How do we remove special characters from a string from a particular position in java?

Question

I have a scenario where i have to remove special characters from a string.

Input String : name=/"xyz =bcd .olm --=myname/"

Output String Must be Like: name=/"xyz bcd olm myname/"

I tried something like below and still not able to come up with the exact regex. Can anyone help me to figure out what i have done wrong?

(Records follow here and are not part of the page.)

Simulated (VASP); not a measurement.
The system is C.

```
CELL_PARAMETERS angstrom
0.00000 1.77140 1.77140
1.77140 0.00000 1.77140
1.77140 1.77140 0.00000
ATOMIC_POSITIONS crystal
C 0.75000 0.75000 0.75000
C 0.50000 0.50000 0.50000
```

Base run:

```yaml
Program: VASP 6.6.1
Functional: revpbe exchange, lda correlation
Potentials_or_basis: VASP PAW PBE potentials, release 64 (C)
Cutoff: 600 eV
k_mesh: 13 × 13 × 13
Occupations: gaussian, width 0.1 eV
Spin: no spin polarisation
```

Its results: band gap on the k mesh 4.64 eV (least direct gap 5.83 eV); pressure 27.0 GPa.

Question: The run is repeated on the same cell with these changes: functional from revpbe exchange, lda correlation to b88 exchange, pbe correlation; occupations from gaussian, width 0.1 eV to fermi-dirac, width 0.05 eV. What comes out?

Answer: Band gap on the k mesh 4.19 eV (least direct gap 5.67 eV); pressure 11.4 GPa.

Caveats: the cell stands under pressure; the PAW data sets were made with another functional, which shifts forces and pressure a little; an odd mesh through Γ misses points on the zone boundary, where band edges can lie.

    String inputString = "name=\"xyz =bcd .olm --=myname\"";
    String regex = "(?<=name=\")[^<]*(?<!/)(\\w+)(?=[^>]*>)";
    String outputString = inputString.replaceAll(regex, "$1");

    System.out.println(outputString);

Answer 1

For the replacement. You need to first get the content value of name field. Then you can remove special characters from the string.

Example code block:

    String line = "name=\"xyz =bcd .olm --=myname\"";
    Pattern pattern = Pattern.compile("name=\"(.*)\"");
    Matcher matcher = pattern.matcher(line);
    if (matcher.find()) {
        String nameString = matcher.group(1);
        String newNameString = nameString.replaceAll("[^A-Za-z0-9 ]", "");
        String result = line.replace(nameString, newNameString);
        System.out.println(result);
    }

Result prints as name="xyz bcd olm myname"

Answer 2

You can use

inputString.replaceAll("(\\G(?!^)|name=\")([^\"\\p{Punct}]*)\\p{Punct}(?=[^\"]*\")", "$1$2")

See the regex demo

The regex matches

• (\G(?!^)|name=\") - Group 1: name=" or the end of the preceding successful match
• ([^\"\p{Punct}]*) - Group 2: any zero or more chars other than " and punctuation chars
• \p{Punct} - any punctuation chars
• (?=[^\"]*\") - immediately from the current position to the right, there must be any zero or more chars other than " and then a " char.